Stand behind the curtain and wait for signal
Listen for “Go” to open the curtain and walk down the stairs
Once at the bottom of the stairs, let the music decide your ending pose
My goal for this appropriation project was to get my friends to participate in a culture they are mostly unaware of. Ballroom culture is something that I have been learning more about through shows like Legendary and Pose because I feel as if it’s a black subculture that is frequently overlooked yet has influenced generations. Ballroom culture slang is constantly appropriated, and people have no knowledge of the community that created these terms.
To find inspiration from in-class artwork, I instantly thought of The Cabaret Voltaire created by Hugo Ball. This cabaret was seen as a variety show for the ideals of culture and art during a time when freedom of expression was very limited. It served as proof of independence by growing a community within a city of exile. Original works from artists and poets were given a safe space to be performed, encouraging a subculture to thrive during a depressive time. This concept of societal pressure to hide differing views inspired communities to create art reminded me of Ballroom culture. Ballroom was an underground subculture for LGBTQ people of color to freely express themselves during a time when they weren’t accepted. By utilizing unassuming buildings(just like The Cabaret Voltaire did) Ballroom culture was able to promote their ideals in a safe space, and their ideals ended up creating art.

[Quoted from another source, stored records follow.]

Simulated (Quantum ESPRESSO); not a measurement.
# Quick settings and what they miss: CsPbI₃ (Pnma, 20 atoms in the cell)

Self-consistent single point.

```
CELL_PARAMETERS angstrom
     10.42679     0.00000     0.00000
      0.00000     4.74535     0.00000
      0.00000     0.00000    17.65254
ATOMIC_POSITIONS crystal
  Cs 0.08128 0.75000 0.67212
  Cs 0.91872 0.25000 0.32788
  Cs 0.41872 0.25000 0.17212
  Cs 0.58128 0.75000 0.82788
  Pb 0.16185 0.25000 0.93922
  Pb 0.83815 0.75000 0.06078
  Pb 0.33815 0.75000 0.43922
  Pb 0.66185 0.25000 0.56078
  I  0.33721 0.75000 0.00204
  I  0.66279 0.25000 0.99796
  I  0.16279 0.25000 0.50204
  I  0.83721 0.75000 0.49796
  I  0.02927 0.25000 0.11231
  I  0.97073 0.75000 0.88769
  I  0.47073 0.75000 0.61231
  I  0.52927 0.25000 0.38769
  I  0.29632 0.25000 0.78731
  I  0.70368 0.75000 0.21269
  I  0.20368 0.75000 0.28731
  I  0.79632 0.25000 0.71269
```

A place full of acceptance and independent minds can fuel the best forms of performance art, which is what my artwork “Work the Runway” focuses on. By testing out my artwork in a more intimate space, my friends felt encouraged to dance weirdly because we all were shouting at them(just like most Ballroom Vouge Battles spectators). With the confidence of professional dancers, my friends ended up channeling Naomi Campbell when walking through the curtain. I ended up posting this video of us dancing and my friends who were not there kept commenting things like “ate” or “slay” which are ironically terms heavily used in Ballroom culture, so it’s interesting to see how this culture has been a prominent part of our lives that has even influenced how we walk down stairs.